Coder Social home page Coder Social logo

Comments (7)

jcbrill avatar jcbrill commented on May 27, 2024

@mwichmann Isn't the implementation behavior for None correct and the test expectation incorrect?

The docstring contains:

    Flatten a sequence to a non-nested list.

    Converts either a single scalar or a nested sequence to a non-nested list.
    Note that :func:`flatten` considers strings
    to be scalars instead of sequences like pure Python would.
    """

None is a scalar data type and value.

from scons.

jcbrill avatar jcbrill commented on May 27, 2024

The behavior for sets is probably also correct as a set is not a sequence (i.e., sets cannot be indexed and are not ordered).

A namedtuple is a sequence and would be expanded/flattened which in most use cases is likely undesirable. A namedtuple is probably better handled as a scalar rather than a sequence. Food for thought.

Edit: namedtuple does serialize to json as a list though.

from scons.

mwichmann avatar mwichmann commented on May 27, 2024

Interesting thoughts. Will have to chew on it some more. Don't trust the docstring too much, as I've adjusted it already trying to convey what I think it does. Old manpage used to say:

Takes a sequence (that is, a Python list or tuple) that may contain nested sequences and returns a flattened list containing all of the individual elements in any sequence. This can be helpful for collecting the lists returned by calls to Builders; other Builders will automatically flatten lists specified as input, but direct Python manipulation of these lists does not.

And old docstring:

Flatten() converts either a single scalar or a nested sequence to a non-nested list. Note that flatten() considers strings to be scalars instead of sequences like Python would.

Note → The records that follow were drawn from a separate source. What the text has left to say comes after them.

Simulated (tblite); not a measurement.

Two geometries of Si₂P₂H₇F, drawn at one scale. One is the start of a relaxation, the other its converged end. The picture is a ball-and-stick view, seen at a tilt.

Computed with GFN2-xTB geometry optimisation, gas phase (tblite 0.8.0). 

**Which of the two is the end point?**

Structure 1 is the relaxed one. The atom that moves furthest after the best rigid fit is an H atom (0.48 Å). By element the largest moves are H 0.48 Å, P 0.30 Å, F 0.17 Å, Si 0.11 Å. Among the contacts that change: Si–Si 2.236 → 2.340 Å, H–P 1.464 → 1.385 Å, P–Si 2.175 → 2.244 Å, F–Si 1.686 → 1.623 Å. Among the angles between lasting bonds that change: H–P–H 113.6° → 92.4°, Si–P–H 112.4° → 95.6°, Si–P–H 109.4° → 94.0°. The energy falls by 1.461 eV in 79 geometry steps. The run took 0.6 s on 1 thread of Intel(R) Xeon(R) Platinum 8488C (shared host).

The implication of those in combination is unclear: one says "takes a sequence" and the other scalar or sequence.

from scons.

jcbrill avatar jcbrill commented on May 27, 2024

In the general case, a scalar or sequence argument is useful as the return value is always is a list which in certain circumstances could eliminate type-specific testing (i.e., sequence/string vs scalar) prior to invocation.

For example, calling flatten to get a list of system paths. A scalar string representing a path would be converted to a list within flatten and a lists of paths would be flattened as expected. Either way the result is a list without having to check if the argument passed in is a scalar/string/sequence.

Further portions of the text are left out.